Imagine you conducting an A/B test: which color-text combination is better for a button? You measure the number of clicks per button and use the tags:
Tagged metrics help to verify hypotheses about your data. For monitoring, troubleshooting, or other purposes, you may ask questions like these:
"Does the error rate differ for platforms?"
or
"What is the region we have the highest request rate from? Does it differ for environments?"
For these example questions, you may send metrics (here, using the client library for Python):
statshouse.value("error_rate", {"platform": "web"}, 42.5)
↑ ↑ ↑ ↑
metric name ↑ ↑ measurement
tag name ↑
tag value
or
statshouse.value("request_rate", {"env": "production", "region": "moscow"}, 42.5)
↑ ↑ ↑ ↑ ↑ ↑
metric name ↑ ↑ ↑ ↑ measurement
tag name ↑ tag name ↑
tag value tag value
Then you can filter or group your data using these tags. When you view a metric on a graph, the default UI behavior is to use no grouping.
How many tags
You can use 16 tags per metric:
- the
0
tag is usually for anenvironment
(read more about customizing it), - the
1..15
tags are for any other characteristics.
There is also one more String top tag:
- the
__s
tag.
"What if I want more tags?"
Unfortunately, it is impossible for now. We plan to increase the number of tags in the future.
Tag names
You can use system tag names (0..15
) to send data. For convenience,
add aliases (custom names) to your tags.
Please use these characters:
- Latin alphabet
- integers
- underscores
Do not start tag names with underscores. They are for StatsHouse internal use only.
You can use the same tag names for different metrics.

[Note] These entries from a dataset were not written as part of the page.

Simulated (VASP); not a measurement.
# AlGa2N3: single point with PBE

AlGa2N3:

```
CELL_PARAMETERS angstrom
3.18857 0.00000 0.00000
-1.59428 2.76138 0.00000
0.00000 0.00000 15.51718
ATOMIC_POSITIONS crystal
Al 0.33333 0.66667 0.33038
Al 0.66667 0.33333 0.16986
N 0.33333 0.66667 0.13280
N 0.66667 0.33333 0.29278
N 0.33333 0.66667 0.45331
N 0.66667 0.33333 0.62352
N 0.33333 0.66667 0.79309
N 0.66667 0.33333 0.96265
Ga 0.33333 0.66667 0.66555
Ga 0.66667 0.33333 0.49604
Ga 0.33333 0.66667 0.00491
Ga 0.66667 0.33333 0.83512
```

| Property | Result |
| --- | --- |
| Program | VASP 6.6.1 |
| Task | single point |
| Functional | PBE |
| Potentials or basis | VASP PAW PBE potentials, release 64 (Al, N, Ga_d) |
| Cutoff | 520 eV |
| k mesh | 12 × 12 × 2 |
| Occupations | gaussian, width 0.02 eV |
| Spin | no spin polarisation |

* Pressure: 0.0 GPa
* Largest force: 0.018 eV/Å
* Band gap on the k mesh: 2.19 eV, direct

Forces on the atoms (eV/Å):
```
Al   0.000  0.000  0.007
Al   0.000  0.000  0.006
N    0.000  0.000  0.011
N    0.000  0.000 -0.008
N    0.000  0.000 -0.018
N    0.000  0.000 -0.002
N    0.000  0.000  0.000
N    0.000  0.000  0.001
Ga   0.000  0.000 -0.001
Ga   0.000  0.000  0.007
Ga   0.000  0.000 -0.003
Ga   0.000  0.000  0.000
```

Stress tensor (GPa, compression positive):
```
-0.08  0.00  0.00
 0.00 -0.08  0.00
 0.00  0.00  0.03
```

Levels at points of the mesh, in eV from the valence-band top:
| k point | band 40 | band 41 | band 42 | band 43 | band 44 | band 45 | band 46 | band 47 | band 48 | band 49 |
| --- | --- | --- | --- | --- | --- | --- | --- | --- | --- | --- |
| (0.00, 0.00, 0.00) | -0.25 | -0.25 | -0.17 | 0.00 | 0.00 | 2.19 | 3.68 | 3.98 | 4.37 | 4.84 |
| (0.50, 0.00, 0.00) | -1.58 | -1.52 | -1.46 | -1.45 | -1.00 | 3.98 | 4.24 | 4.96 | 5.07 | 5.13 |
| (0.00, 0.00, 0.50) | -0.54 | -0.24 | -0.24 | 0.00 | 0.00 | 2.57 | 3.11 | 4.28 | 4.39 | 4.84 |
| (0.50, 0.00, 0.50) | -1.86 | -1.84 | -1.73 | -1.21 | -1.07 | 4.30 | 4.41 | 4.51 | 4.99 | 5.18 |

In the StatsHouse UI, you can edit tag names and add short descriptions to them.
Tag values
Tag values are usually string
values. StatsHouse maps all of them to int32
values for higher efficiency.
This huge string
↔int32
map is common for all metrics, and the budget for creating new mappings is limited.
Mapping flood appears when you exceed this budget.
Length and characters
Tag values must contain only UTF-8 printable characters. All the non-printing characters are replaced with the traffic sign.
The maximum tag value length is 128 bytes—the rest is cut.
Tag values are also normalized: all leading and trailing white space is removed, as defined by Unicode. The sequence of Unicode whitespace characters within a tag value is replaced with one ASCII whitespace character.
How many tag values
There is no formal limitation for a number of tag values, but the rule is to have not that many of them.
Tags with many different values such as user IDs or email addresses may lead to mapping flood errors or increased sampling due to high cardinality. In StatsHouse, metric cardinality is how many unique tag value combinations you send for a metric.
If a tag has too many values, they will soon exceed the mapping budget and will be lost: tag values for your measurements will become the empty strings.
Even if all your tag values have been already mapped, and you avoid the mapping flood but keep sending data with many tag values, your data will probably be sampled. Sampling means that StatsHouse throws away pieces of data to reduce its overall amount. To keep aggregation, statistics, and overall graph's shape the same, StatsHouse multiplies the rest of data by a sampling coefficient.
If it is important for you not to sample data at all, keep an eye on your metric cardinality or reduce resolution for your metric.
If you need a tag with many different 32-bit integer values (such as user_ID
), use the
Raw tag values to avoid the mapping flood.
For many different string values (such as search_request
), use a String top tag.
Raw tags
If tag values in your metric are originally 32-bit integer values, you can mark them as Raw ones to avoid the mapping flood.
These Raw tag values will be parsed as (u)int32
(-2^31..2^32-1
values are allowed)
and inserted into the ClickHouse database as is.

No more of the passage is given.